Real Estate FYI / Houses of Merida Video: The Good Life

Houses of Merida Video: The Good Life

Houses of Merida Video: The Good Life

9 July 2010 REAL ESTATE, Real Estate FYI 38

Click to watch the walkthrough on Vimeo!


When we first moved to Merida in 2002, the house next door to us was empty. We lived in Casa Panadero, and the house next door was called Casa Pocito. We rented Casa Pocito for awhile as an office, but soon moved into our own building a few blocks away. A few months later, new owners moved in and we considered ourselves very fortunate to have such friendly and fun neighbors.

Our new neighbors had retired from their jobs in Charleston, South Carolina, and had moved to Merida to relax. We enjoyed living next to them, sharing our experiences of this new adventure called "moving to Merida"... but most of all, we loved seeing how they decorated their house, which had a floor plan that was a mirror image of ours. They always had colorful art, beautiful flower arrangements, a glass of something cold with ice and of course, they had Max, the regal black standard poodle, who lent an air of elegance to any room he graced with his presence.

Imagine our surprise and dismay, then, when they announced that they had sold Casa Pocito and were going to build a new home in south Merida. They were one of the first gringos we knew who ventured down south of the zocalo (soon to be followed by hundreds of others, including ourselves...). They found a large colonial building that was mostly facade, backed by a huge piece of land. They designed the house they built there for lots of cool shaded space inside, and a big garden to plant and tend in the back. And, of course, room for guests and a swimming pool.

Working with Manuel Kuk, a local contractor, and their own design, they were able to finish the house in about five months for less than $200,000 USD. Even taking into consideration that this was before the costs of materials (especially cement and block) went up a few years ago, this was an impressive accomplishment. They built a very large and luxurious home for a reasonable price in record time.

How did they do it? Well, first, by doing it a few years ago. Also, by being their own architects. And by being there every day, day after day, and making it their top priority. By reusing the rocks they cleared out of the dirt, keeping things simple and being creative with humble materials. Their local contractor, Manuel Kuk, was well known to them, and was pleasant and easy to work with, and his workers were efficient. And the house, while large, is a simple layout, which made for few misunderstandings.

A Great Room

The front part of the house is the original structure, with two guest rooms, one on either side of the wide entryway. The facade sports those old-fashioned windows with the straight old iron protectores that just say "Mexico" and inspire window-envy... until you step inside the foyer, look up and are consumed with old-wooden-beamed-ceiling envy. Such is life in Merida. If you visit other people's houses, be prepared for house envy. It's rampant here.

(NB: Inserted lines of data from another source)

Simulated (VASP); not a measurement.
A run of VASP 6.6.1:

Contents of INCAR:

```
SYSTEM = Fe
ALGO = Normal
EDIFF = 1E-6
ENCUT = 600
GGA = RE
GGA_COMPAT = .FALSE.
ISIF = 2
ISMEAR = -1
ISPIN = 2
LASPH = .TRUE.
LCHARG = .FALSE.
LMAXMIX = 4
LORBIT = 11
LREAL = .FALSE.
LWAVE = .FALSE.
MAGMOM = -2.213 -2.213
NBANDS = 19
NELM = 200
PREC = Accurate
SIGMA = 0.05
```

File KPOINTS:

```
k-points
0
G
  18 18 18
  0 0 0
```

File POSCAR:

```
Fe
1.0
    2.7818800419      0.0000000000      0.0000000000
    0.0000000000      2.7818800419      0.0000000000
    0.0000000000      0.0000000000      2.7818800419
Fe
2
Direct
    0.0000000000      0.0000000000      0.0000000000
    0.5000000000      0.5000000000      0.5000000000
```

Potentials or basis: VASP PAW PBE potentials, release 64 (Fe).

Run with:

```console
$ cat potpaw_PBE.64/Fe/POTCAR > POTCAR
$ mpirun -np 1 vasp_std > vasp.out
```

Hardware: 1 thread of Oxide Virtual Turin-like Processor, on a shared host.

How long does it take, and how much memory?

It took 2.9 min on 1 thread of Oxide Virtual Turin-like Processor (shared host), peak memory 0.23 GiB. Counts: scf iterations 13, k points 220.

Everything behind those three front rooms was built new, but by now (four years later), you really can't tell the difference. The central patio with a gurgling stone fountain is reminiscent of the courtyard in the Frida Kahlo movie, minus the peacocks and parrots. While we're on the subject of animals, when we shot this video, the whole house was very obviously minus Max, the stately dog, on our visit, as he just passed away a few weeks before we were there. We missed his presence, but we're happy to see that the owners are looking at this as an opportunity to travel without guilt, which seems like a good way to deal with a sad event.

Moving past the sorrow and the patio, you walk through a screen door into what seems to be the largest room in a private home in Merida. We're here to tell you that it is NOT the largest room in Merida. There are some amazing homes here with cavernous rooms.

When you walk into this house, though, it is almost as if the house flings open its architectural arms in exuberance, inviting you to revel in all the space that it has to offer and you have to enjoy. This coral-colored room is quite large... large enough to hold string quartets and audiences of 100 comfortably. Though unplanned, this room has wonderful acoustics and has been the site of more than a few musical events since it was built. The elegant floor tiles from Mosaicos Peninsular (very Versace-esque!), the white-lined arches that march down each side and the beautiful flower arrangements add to the grandeur that is this Great Room.

The Rest of the Rooms

The main house only has one bedroom... a very large bedroom at the back, facing the garden. The bedroom and the bathroom are set apart from the rest of the house by color... soft swaths of violet and pink cal paint that surprisingly go perfectly with the colonial red zocalo tiles that provide footings to all the walls and with the grey slate tiles in the bathroom. On the same side of the house is an inviting kitchen with a warm Moroccan chandelier that hangs low over an island, and a talavera tile backsplash against the kitchen counter. In the middle on that side of the house is a den with an impressive bookshelf and all the media accoutrements needed in the 21st Century.

On the other side of the Great Room is another big room, running the length of the house and painted in a soft ochre color, where dining and visiting are the main events. The dark wood oversized dining room furniture would probably overwhelm in most homes, but here it looks perfect. And the modern art, including the modern sconces and other works by Katrin Schikora, is a great counterpoint for the mostly traditional furniture. And all the rooms are topped off with very high ceilings, and strategically placed tragaluces (skylights).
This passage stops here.